The Mild Concern editors, Tim and Kat take to foreign cinema regularly. The closest I usually get to foreign films is when a non-American/Englishman directs a mainstream release. That said, any time a new Audrey Tautou film is released I’ll be there in the blink of an eye.
Sadly Tautou’s latest starring-film, Delicacy (or La Délicatesse if you will) has been hit with numerous reviews of mediocrity, it simply being shamed as a “been there, done that” flick. Sure, by French film standards it probably is nothing new but for those who don’t experience much European cinema it is an absolute delight – even if I did spend half of the film trying to stop myself from crying.

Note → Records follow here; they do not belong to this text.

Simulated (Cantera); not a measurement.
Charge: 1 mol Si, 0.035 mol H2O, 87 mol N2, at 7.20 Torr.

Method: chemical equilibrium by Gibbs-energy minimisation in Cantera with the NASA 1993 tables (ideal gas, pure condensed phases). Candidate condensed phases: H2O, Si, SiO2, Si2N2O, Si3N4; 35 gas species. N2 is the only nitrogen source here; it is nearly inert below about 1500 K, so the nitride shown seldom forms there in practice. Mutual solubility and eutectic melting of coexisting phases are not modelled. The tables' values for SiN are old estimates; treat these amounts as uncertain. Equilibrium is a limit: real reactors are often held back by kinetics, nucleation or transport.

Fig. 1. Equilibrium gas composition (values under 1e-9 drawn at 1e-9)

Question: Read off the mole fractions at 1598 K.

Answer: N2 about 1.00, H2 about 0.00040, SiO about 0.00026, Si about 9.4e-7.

Based on the novel of the same name (written by the David half of the brother-directors of the film, Stéphane and David Foenkinos), Delicacy observes relationships idyllic and not so conventional when career-girl Nathalie’s (Tautou) world is destroyed by the untimely death of her husband. Three years later and still grieving she impulsively kisses workmate Markus (François Damiens) who is ugly even by European cinema’s standards. So begins the mostly funny, sometimes awkward, but always touching pseudo beauty-and-the-beast tale.
Packed with so much cheese that I’m sure Garry Marshall (Dir. Valentine’s Day, New Years Eve) had a heart attack of envy, Delicacy manages to actually steer away from all of the superficiality of the traditional (Hollywood-like) romantic comedy; its directors and acting ensemble huffing and puffing with genuine heart at making a film with as little fluff as possible. Of course, when Pez dispensers are love-gushing gifts and all-you-can-eat Chinese buffets are ironic romantic evenings the average cinemagoer probably wants to throw up, but Delicacy’s delicately (hur hur) handled sentimentality never feels artificial enough for us to stop believing in the story.
It’s a great effort from all involved, and the chemistry that the film’s plot demands of its cast is sufficient enough to get the point across that Audrey Tautou should never play a sad character because it is too depressing for
me anyone to handle. There are plentiful hilarious moments and enough drama that expands on the formulaic rom-com template evident that makes it more than worth the price of a ticket. Just pick up a box of tissues on the way to the cinema.